Olivier Messiaen (December 10, 1908 - April 27, 1992) was a French composer and organist.

Messiaen was born in Avignon into a literary family: his mother was the poet Cécile Sauvage[?], while his father was a translator who worked on an edition of Shakespeare in French. He began composing at a young age, and at the age of eleven, entered the Paris Conservatoire[?], where he had a traditional music education under Marcel Dupré and Paul Dukas among others.

He secured a post as organist of La Sainte Trinité[?] church, Paris, in 1930. In 1939, with the outbreak of World War II, he was called up for military service. He was captured by the Germans, and in 1941 wrote one of his most famous pieces, the Quatuor pour la fin du temps as a prisoner of war.

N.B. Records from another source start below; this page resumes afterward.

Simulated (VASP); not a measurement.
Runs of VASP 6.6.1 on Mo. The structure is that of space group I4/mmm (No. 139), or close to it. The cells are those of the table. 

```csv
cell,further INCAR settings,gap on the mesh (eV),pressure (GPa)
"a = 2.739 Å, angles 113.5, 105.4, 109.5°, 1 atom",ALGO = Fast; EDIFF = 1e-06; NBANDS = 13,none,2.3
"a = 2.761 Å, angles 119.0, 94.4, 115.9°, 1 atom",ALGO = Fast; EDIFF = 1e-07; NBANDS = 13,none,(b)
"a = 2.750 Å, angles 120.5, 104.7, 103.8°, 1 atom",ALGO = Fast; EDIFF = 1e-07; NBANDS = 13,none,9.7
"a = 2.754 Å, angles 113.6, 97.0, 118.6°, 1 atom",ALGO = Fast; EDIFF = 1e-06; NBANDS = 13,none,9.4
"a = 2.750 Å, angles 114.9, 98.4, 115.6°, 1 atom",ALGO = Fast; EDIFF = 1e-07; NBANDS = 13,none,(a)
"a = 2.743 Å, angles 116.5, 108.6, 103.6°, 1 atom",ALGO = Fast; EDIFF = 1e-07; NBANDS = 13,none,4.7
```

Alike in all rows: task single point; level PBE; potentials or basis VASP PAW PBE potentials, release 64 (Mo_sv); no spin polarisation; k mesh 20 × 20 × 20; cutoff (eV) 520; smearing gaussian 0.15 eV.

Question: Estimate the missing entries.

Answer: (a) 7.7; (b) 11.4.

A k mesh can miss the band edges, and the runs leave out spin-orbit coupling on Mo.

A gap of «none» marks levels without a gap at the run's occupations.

Later the same year, he was released, and in 1942 took up a post as professor of harmony at the Paris Conservatoire (he became composition professor in 1966). He also gave informal lessons to young avant garde composers, including Pierre Boulez and Karlheinz Stockhausen. It was through these that he met his second wife, Yvonne Loriod, who was to become a champion of his work as a pianist.

He went on to teach in many places abroad, including in the summer school courses at Darmstadt.

Messiaen's musical style is a typically a mix of extended, but essentially tonal, harmony with often complex rhythms and structures. He frequently used what he termed modes of limited transposition, which he formulated in conjunction with a mathematician friend, and are not related to the "conventional" modes. He was also interested in mediaeval and Indian rhythms. He occasionally used the serial technique, but is better known for extremely heady harmonies (arising from his use of modes), which are sometimes accompanied in the sheet music by indications of the colours Messiaen is trying to evoke.

Many of Messiaen's works are concerned with the Roman Catholic faith (for example Vingts Regards sur l'enfant Jésus), but he also drew inspiration from Hinduism, and his Turangalîla Symphony[?] takes its name from two Sanskrit words with manifold meanings, including "time", "play" and "love song".

Messiaen was also influenced by bird song[?], often walking in the woods with manuscript paper and transcribing the songs he heard. His books of piano pieces, Catalogue d'oiseaux, and his orchestral work, Oiseaux exotiques, are both based on bird song. Many of his other pieces also include fragments of birdsong.

He was also a champion of the Ondes Martenot, of which his sister-in-law, Jeanne Loriod, was a leading exponent.